Jakarta  /  Fri, March 23, 2018  /  04:41 pm
Essential guide to remote travel in eastern Indonesia

Crystal-clear waters and a deep blue horizon mesmerize at Ora Beach on Seram Island, Maluku. (Shutterstock/File)

Indonesia is one of the most popular tourist locations in the world, known for its incredible landmarks, beaches, temples, marine life, land animals and of course, its thousands of islands just waiting to be explored.

If you’re a traveler looking to experience all that "remote" Indonesia has to offer, eastern Indonesia is the place to go. The beaches of eastern Indonesia are second to none, with crystal clear, warm water lapping clean, soft sandy beaches. Eastern Indonesia is also known for budget-friendly accommodation and food.

With all that it offers, it's not hard to understand why eastern Indonesia is on most travelers' bucket lists. It's certainly the place to go if you’re looking for exceptional experience, rough and raw travel, genuinely lovely people and places far from tourist traps. 

How to get there

By air

Jakarta and Bali are both international hubs, so if you’re flying to Indonesia from North America or Europe, you’ll most likely land at either Soekarno-Hatta or Ngurah Rai. Jakarta and Bali flank the central island of Java to the east and west, so getting to eastern Indonesia only takes a short journey by plane.

You can fly direct from Jakarta to Kupang, West Timor for around US$75 to $240 one way. Flights depart daily and travel time can depend on the airline, ranging from 3 to 6 hours.

If you’re flying from Bali, daily flights are also available for $55 to $210 one way. Again, the travel time depends on the airline, but flights generally take 2-5 hours.

By car and ferry

It is possible to get to Kupang by car and ferry. If you’re traveling on a budget and want the experience of getting from one side of Indonesia to the other by land and sea, then this method is definitely for you. This incredible experience will cost travelers between $23 and $34.

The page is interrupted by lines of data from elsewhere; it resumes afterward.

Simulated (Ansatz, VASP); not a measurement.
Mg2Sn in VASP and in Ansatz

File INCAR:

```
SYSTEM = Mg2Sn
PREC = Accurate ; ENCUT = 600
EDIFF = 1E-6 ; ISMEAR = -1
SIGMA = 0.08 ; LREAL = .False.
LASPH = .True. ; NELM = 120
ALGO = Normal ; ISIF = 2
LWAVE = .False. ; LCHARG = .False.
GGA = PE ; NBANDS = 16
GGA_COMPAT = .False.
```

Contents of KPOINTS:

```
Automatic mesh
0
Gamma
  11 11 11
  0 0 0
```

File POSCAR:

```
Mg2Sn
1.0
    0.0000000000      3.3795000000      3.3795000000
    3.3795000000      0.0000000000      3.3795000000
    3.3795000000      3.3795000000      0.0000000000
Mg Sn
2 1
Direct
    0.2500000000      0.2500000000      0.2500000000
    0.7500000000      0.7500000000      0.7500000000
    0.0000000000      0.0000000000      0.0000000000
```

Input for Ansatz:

Your journey starts in Denpasar, Bali, from where you can drive to Padang Bai ($1-$3). Here, hop on a ferry that leaves hourly to Lembar, West Lombok ($2-$3). This part of the journey takes around 5 hours. Once you've arrived in Lembar, drive for an hour and half to Pringgabaya Port ($5-$8) to catch the next hourly ferry that will take you to Poto Tano Port ($2), 2 hours away in West Sumbawa. Drive to the ferry port in Pototano, which will take 2 hours ($6-$9). A ferry leaves once daily on a 2-hour jaunt to Lembah on Lembata island ($2). Once you get to Lembah, drive to Lewoleba, only an hour away ($3-$6). Finally, catch the ferry that leaves once daily to Kupang, West Timor, which takes 10 hours. There are many places where you can break your journey and explore the local culture.

Maluku Islands

The Maluku Islands are a must-see if you’re planning a trip to eastern Indonesia.

By air

You can reach the islands by air from Java and fly into one of the two provincial capitals of Ambon and Ternate. Merpati also has flights to Maluku from Timor. Unfortunately, there are no direct flights from Bali, but there are flights with stopovers in Sulawesi and Java.

Once you’re in the Maluku Islands, there are a number of local flights that will take you to the smaller islands.

By sea

Traveling by sea is often the best way to get to and around Maluku. Huge state-run ferries connect Ambon and Ternate, as well as a few smaller towns, to the rest of Indonesia.  

A number of smaller local boats and ferries, from speedboats to wooden boats, can connect you to the many neighboring islands of Maluku.

If you’re hoping to get to the remotest part of these islands, you might need to charter a boat.

By car

On the islands that have roads, take a look at buses, bemo (minibuses), kijang (shared taxis) and ojek (motorcycle taxis) that run between the different settlements and villages.

If you’re hoping to go slightly further afield, transport on these routes usually leave in the morning. Compared to large thriving places such as Bali or Java, traveling by road can be slightly more expensive and a lot slower. Minibuses run on set schedules in the larger towns like Ternate and Ambon.

Best time to visit

Generally, the best time to visit eastern Indonesia is from October to March, when the days are dry and sunny. However, even during the rainy season from May to August, the temperature is still warm, with tropical downpours that usually last only a couple of hours.

When traveling to eastern Indonesia, it is important to remember that the rainy season is slightly different from the other parts of the country, as floods can occur. Dry season in the east can also lead to drought.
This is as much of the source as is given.